The day Chris Craddock defeated Del. Gary Reese in the 67th District Republican primary election last June, Craddock's campaign manager pleaded guilty to felony drug possession in Fairfax County Circuit Court.
THE CAMPAIGN manager, Joshua N. Boles, 20, of Oakton, was arrested in April 2004 after Fairfax County police found on him a small amount of marijuana and drug paraphernalia coated with methamphetamine residue, according to court documents.
By the following January, Boles was volunteering as campaign manager for Craddock's bid to unseat Reese in the June 14 primary election.
Craddock, 27, was one of six challengers backed by the Virginia Conservative Action PAC who attempted to unseat incumbent Republicans who supported the 2004 budget compromise. The budget compromise resulted in a $1.34 billion sales tax increase that increased funding on education, public safety and human services. Of the six challenges, Reese was the only incumbent who was defeated.
Craddock, a 27-year-old youth minister and soccer coach, is now running as the Republican nominee in a three-way race to replace Reese in the House of Delegates on Nov. 8.
Among Boles' key responsibilities during the primary was overseeing voter outreach efforts by Craddock's teenage volunteers.
Craddock said Boles was never alone with teenage volunteers during the primary campaign.

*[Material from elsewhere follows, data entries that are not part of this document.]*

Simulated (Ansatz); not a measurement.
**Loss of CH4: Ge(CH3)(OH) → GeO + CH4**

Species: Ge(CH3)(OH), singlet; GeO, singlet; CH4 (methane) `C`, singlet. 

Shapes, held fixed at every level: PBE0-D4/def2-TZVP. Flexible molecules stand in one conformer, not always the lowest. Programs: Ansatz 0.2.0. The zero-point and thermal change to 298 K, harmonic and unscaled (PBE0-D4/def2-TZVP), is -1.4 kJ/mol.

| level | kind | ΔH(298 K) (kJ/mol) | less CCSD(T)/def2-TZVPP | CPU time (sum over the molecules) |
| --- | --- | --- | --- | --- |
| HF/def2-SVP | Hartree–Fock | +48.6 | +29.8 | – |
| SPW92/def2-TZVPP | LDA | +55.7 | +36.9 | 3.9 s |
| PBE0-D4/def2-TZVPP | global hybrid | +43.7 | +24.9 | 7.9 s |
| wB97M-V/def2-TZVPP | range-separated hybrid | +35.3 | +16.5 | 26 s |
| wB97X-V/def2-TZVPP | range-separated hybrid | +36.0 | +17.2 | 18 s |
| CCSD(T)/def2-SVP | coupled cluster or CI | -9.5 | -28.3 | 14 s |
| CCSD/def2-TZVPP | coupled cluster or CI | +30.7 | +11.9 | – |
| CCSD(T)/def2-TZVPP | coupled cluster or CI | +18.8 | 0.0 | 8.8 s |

Following Craddock's victory over Reese, a two-term incumbent, Boles left his full-time volunteer job with the campaign to begin a paid position elsewhere. However, Boles is still a volunteer on the Craddock campaign.
Boles did not return repeated telephone and e-mail requests for comment.
The revelation about Boles’ drug arrest did not originate from either of the campaigns to elect other candidates in the 67th District race, Democrat Chuck Caputo, 67, and Libertarian Chuck Eby, 49.
Craddock said he "had no idea" that his campaign manager was facing felony drug charges during the six months he was running the primary campaign.
"I vaguely remember him going to court," Craddock said. "But, frankly, lots of people go to court. I just figured he had to go to court for traffic tickets or something."
Craddock said he is not worried about the political ramifications of his choosing a campaign manager who was involved in illegal activity.
"I'm not concerned. Well, I won't say that. It's a real issue. It's a serious problem," he said. "But he was a volunteer who is not even working for us anymore."
Boles entered a guilty plea on June 10, which was processed by Fairfax County Circuit Court officials four days later — the day of the primary election, according to court documents.
Boles has not been sentenced because the court granted, without opposition from the Commonwealth’s Attorney, Boles’ motion to be placed on supervised probation and to delay his sentencing for one year.
His record could be expunged after a year, in June, 2006, so long as he abides by the rules of his probation, passes random drug tests, maintains a B average in college classes and attends drug treatment classes if necessary. Boles' driver's license was revoked for six months and he is required to complete 150 hours of community service, as part of the Fairfax County Sheriff's Community Labor Work Force, which performs landscaping duties at county facilities, according to court documents.
Craddock said he is concerned about hurting the Boles family by bringing up their son's drug arrest.
"I am deeply nervous about this for their family," Craddock said. "I'm nervous about this coming out into the public arena just because he worked on my campaign."